When Kemi Badenoch’s leadership got off to a less-than-inspiring start, her defenders made a reasonable case that she needed more time. The Conservative and Unionist party had just suffered one of the most catastrophic routs in its long history; it would take more than a few months to right the ship.
But as month has followed month, disquiet has been growing in Tory circles. The latest reports about Badenoch’s showdown with Conservative Campaign Headquarters (CCHQ) do not inspire confidence either.
This is telling, because to an audience of Tory activists, CCHQ ought to be an easy target. It’s hard to find anyone in the voluntary party with a good word to say about the organisation, with its control freakery, predilection for ‘woke’ HR practices, and its general incompetence. However, Badenoch’s reported broadside nonetheless misses the mark.
Badenoch appears to be blaming CCHQ for things which can never be entirely its fault. She reportedly told an all-hands meeting that all staff have ‘two jobs: campaigning and fundraising. If you’re not doing something to make either of those happen, you’re not doing your job right.’
Yet both of those things depend on the leader. Centrally-directed campaigning of the sort Matthew Parker Street ought to be responsible for depends on having things on which to campaign. Badenoch has made a virtue of having no policy positions, so what exactly have they got to work with?
A party cannot subsist on opposition research alone. Labour is having a miserable time, but it is bleeding more support to Reform UK, and even the Greens than to the Conservatives. Negative campaigning is not enough. Voters need a positive reason to even pay attention to the Tories, let alone vote for them.
As for fundraising, that too is ultimately the responsibility of the leader. Big-money donors expect personal attention, whilst donors on all levels need to believe in both the party’s programme and its credibility. In recent years CCHQ has tended to have a non-politician co-chairman who handles the money, but even then, the leader is the product they’re selling.
I’ve spoken to local Conservative parties who complain both that they can’t get money out of CCHQ and that local donors who don’t believe in Badenoch are refusing to open their wallets. That’s anecdotal but it does illustrate the problem.
But there’s an even deeper problem: Badenoch’s apparent critique is wrong. If you wanted a shorthand explanation for how the Conservative party reached its current parlous state, the idea that central office’s job consists solely of fundraising and campaigning is a good one.
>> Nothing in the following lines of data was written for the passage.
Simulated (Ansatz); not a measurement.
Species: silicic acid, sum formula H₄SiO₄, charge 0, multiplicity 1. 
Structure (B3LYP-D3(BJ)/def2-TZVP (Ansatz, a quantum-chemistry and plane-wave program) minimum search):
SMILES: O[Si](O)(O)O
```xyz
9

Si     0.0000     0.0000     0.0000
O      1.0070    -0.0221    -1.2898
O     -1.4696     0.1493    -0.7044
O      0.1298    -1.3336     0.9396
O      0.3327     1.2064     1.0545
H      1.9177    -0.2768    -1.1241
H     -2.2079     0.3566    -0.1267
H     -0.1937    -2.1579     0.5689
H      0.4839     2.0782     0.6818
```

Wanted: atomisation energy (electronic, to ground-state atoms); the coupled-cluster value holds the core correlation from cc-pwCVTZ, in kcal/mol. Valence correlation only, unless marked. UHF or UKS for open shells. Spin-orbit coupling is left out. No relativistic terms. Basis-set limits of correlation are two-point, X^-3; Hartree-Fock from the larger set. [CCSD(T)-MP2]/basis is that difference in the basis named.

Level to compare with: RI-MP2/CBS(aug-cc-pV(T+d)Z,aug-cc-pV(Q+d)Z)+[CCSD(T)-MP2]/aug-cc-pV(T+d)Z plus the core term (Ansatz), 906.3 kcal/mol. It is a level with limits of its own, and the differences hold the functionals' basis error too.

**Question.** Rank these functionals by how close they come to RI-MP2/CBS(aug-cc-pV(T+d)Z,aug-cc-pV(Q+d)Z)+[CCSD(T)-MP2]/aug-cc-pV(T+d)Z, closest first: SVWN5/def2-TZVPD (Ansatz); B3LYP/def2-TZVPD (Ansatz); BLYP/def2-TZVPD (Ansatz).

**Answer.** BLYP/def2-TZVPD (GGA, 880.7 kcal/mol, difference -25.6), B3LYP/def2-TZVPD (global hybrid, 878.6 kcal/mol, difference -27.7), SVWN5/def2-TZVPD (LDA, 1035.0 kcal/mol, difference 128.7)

Each is obviously important, but both are short-term goals focused entirely on the interests of the current leader. What has been missing, for the quarter-century since Wiliam Hague gutted the party’s democratic structures in 1998, is any long-term investment in the party as an institution.
Where is the investment in activist training and development, of the sort that comes to the left as second nature? The Tory party used to maintain Swinton College, an actual establishment, for that purpose. Networks of Tory trade unionists, academics, or even professionals (outside the City) are vestigial or non-existent.
Nor does the party any longer maintain the kind of national network of full-time election agents that once made it such a formidable election-winning machine. Not only are election agents hired in feast-and-famine fashion in time with the electoral cycle, but they are hired anew at each election in a new batch of target seats, with no long-term cultivation of the Tory vote over multiple cycles.
Finally, there appears to be nothing on maintaining the party as a social institution. Where once the Young Conservatives were a dating service in much of Britain, the central party is now so sensitive to scandal that it doesn’t have an autonomously-organised youth wing and goes so far as to condemn Tory students for hosting a (popular) fox-hunt themed pub crawl.
All this has served individual leaders well in the short term. But it has compounded other problems: there is no to little sense of there being an institutional or social Conservative party distinct from the leader. This means the full weight of sustaining the party as a campaigning force is on Badenoch’s shoulders – whether she likes it or not.